Keyer Parts on the Way!

By JonathanGuthrie, 8 October, 2020

A couple of years ago, I wote about a new keyer I was working on. What I meant by "working on" at that point was the software. I got a ways into that project and then essentially no farther. Life intervened and I got interested in other things and ran into some issues that I couldn't immediately overcome and a dozen other wimped-out excuses. So, it might come as a shock, assuming that there's anyone left who is paying attention, that I've not only continued to work on this project, but have actually made progress.

So, what's up? Well, I've given up on gEDA as the schematic capture and printed circuit board layout software. It just felt like I was crawling uphill over broken glass to do layouts because some critical footprints (feetprint?) were missing. Unfortunately, that meant I had to start over basically from scratch with something else. In my case, I chose KiCad as the replacement. Now, starting over is something that people have to do sometimes, but it's not something I look forward to. It's just hard to get started, but after watching several tutorials and running out of other things to do, I've done it. A new board, made with surface-mount parts, has been laid out and three have been ordered from OSHPARK which is the place I used last time. This new board is slightly larger than the old one because it has to be, despite using mostly surface mount parts.

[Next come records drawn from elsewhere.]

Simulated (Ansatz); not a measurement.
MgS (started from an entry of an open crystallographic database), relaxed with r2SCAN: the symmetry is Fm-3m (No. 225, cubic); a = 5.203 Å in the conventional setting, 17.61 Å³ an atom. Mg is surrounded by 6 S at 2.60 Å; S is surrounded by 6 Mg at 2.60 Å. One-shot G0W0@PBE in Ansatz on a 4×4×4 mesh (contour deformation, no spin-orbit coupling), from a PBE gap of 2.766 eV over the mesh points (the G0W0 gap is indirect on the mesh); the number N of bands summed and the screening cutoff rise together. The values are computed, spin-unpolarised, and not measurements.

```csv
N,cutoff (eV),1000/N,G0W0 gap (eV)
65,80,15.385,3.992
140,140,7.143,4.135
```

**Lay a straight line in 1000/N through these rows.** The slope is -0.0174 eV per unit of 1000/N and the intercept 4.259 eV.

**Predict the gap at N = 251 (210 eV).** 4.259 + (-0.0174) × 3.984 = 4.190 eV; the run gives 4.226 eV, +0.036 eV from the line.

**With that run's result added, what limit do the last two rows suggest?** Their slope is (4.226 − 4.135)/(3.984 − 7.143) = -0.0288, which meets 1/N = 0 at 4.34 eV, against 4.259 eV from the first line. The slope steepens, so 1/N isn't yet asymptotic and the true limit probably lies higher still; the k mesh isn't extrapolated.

Parts to populate it are also on order. Those that I don't already have, anyway. I wound up adding a beeper for so it could generate a sidetone in standalone mode and a switch so you could turn the sidetone off because you didn't need it. It's got a bunch of LEDs so you can see what it's doing while it's doing it. My plan is to just sandwich this board between acrylic sheets with standoffs instead of putting it into a case like I did with the last one. I can imagine how that will turn out, but I don't know if reality will match my imagination. We'll see.

Let me know if you would like me to do a through-hole version of this board. One of the purposes of the original Arduino keyer board was to help me practice surface-mount soldering, and this new one kind of just continues in that direction. Eventually, I'll publish the schematic files and layout in whatever files KiCad uses, but I'm not ready yet. Let me build at least one first. If I did the design right, I can use an stereo aux cable plug to connect one of the key outputs directly to the keyer port of the Hermes Lite 2 that I have. We'll see.

Of course, this dongle isn't just supposed to be used in "standalone mode" as a dumb keyer. It's supposed to be part of a system with a Raspberry PI providing a touchscreen LCD user interface. I have all the hardware for the Raspberry PI, but the software has always been lacking.

So, a bit of a digression. I program embedded systems professionally and my current job involves programming a device that is kind of like a Raspberry PI, okay it's actually more like a Wandboard with an Ethernet switch bolted to it, but the differences aren't likely to be important to anyone not involved with development. The point is that it's a small computer that is intended to deal with all kinds of conditions like the power failing suddenly. To deal with stuff like that, we run the system out of a ramdisk. That means that, although at its heart it's a Linux computer, we never run fsck on the root filesystem because it always loads a new image from flash.

Since I consider running from a ramdisk to be the way to do it, I've had to struggle to figure out how to build such a ramdisk for the raspberry PI. However, a couple of months ago, I read a message on the Rasbperry PI user forum that suggested the use of Buildroot for that purpose. How to do that with Buildroot wasn't intuitively obvious to the casual observer, but I eventually figured out how to do it and I now have a image that boots into ramdisk and which has a partition on the micro-SD card I can use to hold configuration data. There's lots of things it doesn't have (X Window, Python, and touchscreen support, to name three) but that was close enough to my goal that I felt I should finish the hardware design and implementation.

This has been a years-long effort, but it may be approaching a semi-useful status.

UPDATE

I've been thinking about the dongle. I've been thinking that I didn't want to have a dongle where you could only use one of the outputs in standalone mode. I always didn't like that part of the design, but I haven't had any good ideas about what to do about it, and besides the standalone mode is supposed to be both a kind of emergency fallback mode which I've always imagined as kind of a replacement for my MFJ Econo-Keyer, which only has one output. I also have been thinking that it would be better to use one of those rotary encoders for the speed control rather than the potentiometer. That would allow a much broader speed range in the knob with single-wpm precision. Yesterday, I realized that many of those rotary encoders also have a contact which closes when you press on it, and that including one of those would allow the user to select both the speed and which output is getting keyed. So, I'm going to lay out the board again with one of those instead of the pot.

I've also decided to definitely do a through-hole version of the board. I'm going to call the new boards revision 2 and revision 2T.